Nov 30, 2017 | By David

Over the past few years we’ve seen 3D printing gradually taking over significant parts of manufacturing processes across the automotive and aerospace industries, and now the ship-building industry is starting to take advantage of what the technology has to offer. After some trials and prototypes, the first fully 3D printed ship propeller has been approved for use and completed by a team of engineers in the Netherlands. Known as the WAAMpeller, it was unveiled at the Damen Shipyard Group’s headquarters in Gorinchem, in the south of the country.

This groundbreaking project was made possible by close collaborative work between defense and shipbuilding conglomerate Damen Group, propeller manufacturing expert Promarin, the Port of Rotterdam’s RAMLAB (Rotterdam Additive Manufacturing LAB). and Autodesk. Bureau Veritas was involved at the testing stage, putting the 3D printed component through rigorous trials in order to verify its suitability for purpose.
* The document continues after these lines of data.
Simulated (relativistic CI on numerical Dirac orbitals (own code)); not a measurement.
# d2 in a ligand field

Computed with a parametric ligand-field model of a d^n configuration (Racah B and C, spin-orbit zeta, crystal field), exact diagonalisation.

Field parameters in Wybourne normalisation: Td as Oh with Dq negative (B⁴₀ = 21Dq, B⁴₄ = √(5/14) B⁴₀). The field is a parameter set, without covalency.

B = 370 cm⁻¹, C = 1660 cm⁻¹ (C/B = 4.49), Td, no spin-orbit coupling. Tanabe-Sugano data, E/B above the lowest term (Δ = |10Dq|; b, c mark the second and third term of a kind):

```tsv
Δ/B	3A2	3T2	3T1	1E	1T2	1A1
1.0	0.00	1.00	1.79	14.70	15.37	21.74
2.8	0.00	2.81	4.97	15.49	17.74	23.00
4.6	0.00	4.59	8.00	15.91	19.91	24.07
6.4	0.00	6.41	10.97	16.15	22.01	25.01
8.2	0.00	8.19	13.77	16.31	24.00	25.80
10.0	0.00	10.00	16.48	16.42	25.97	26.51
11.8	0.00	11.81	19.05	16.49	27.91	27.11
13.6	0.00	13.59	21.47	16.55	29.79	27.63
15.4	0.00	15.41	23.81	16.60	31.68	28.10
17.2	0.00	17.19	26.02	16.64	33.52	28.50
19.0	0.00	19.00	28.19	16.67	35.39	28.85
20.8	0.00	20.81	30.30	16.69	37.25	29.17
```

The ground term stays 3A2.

The companies began pooling their collective resources and knowledge around seven months ago. Promarin provided the initial design for the triple-blade propeller, and RAMLAB was in charge of the main manufacturing stage, fabricated the piece using innovative Wire Arc Additive Manufacturing (WAAM) techniques. This was supported by Autodesk’s expertise in software, robotics and additive manufacturing. Damen provided one of its vessels from the Stan Tug 1606 range in order to help out with testing the propeller, as well as contributing crucial research and development expertise.

August of this year saw the successful completion of the first WAAMpeller prototype, which gave the team a significant confidence boost and the ability to move forward with a lot fewer uncertainties. According to Vincent Wegener, Managing Director of RAMLAB, “Production of the second WAAMpeller was greatly improved because we had learned a lot from producing the prototype. This mainly concerned the hardware/software interaction because, when laying down 298 layers of Nickel Aluminium Bronze alloy, it is important to have a tight control on all process parameters.”

The second prototype, once completed, was installed on a Stan Tug 1606 to see how it would fare in real-world seafaring conditions. Such tests of ship components are extensive as the parts must comply with the strict environmental rules and regulations in place in harbours across the world. The part also has to perform at a high level in terms of speed as well as in crash stop scenarios, where the ship goes from full throttle ahead to full throttle reverse, exerting a large amount of force on the propeller. “Of course, we were all a bit nervous beforehand – after all, innovation always comes with a certain amount of unknowns – but the testing was a success,” said Kees Custers, Damen Project Engineer R&D enthusiastically. “From day one, this project has been characterised by a good working atmosphere and team dynamics, so there were quite a few high-fives on board when we had successfully completed the tests!”

RAMLab itself was only opened just over a year ago, and the success of this project points to a promising future for 3D printing technology in the maritime sector. According to RAMLab CEO Allard Castelein, "This project has shown the shipbuilding industry the potential of 3D printing techniques for the production of vessel components. We continue our intensive research into this very exciting area."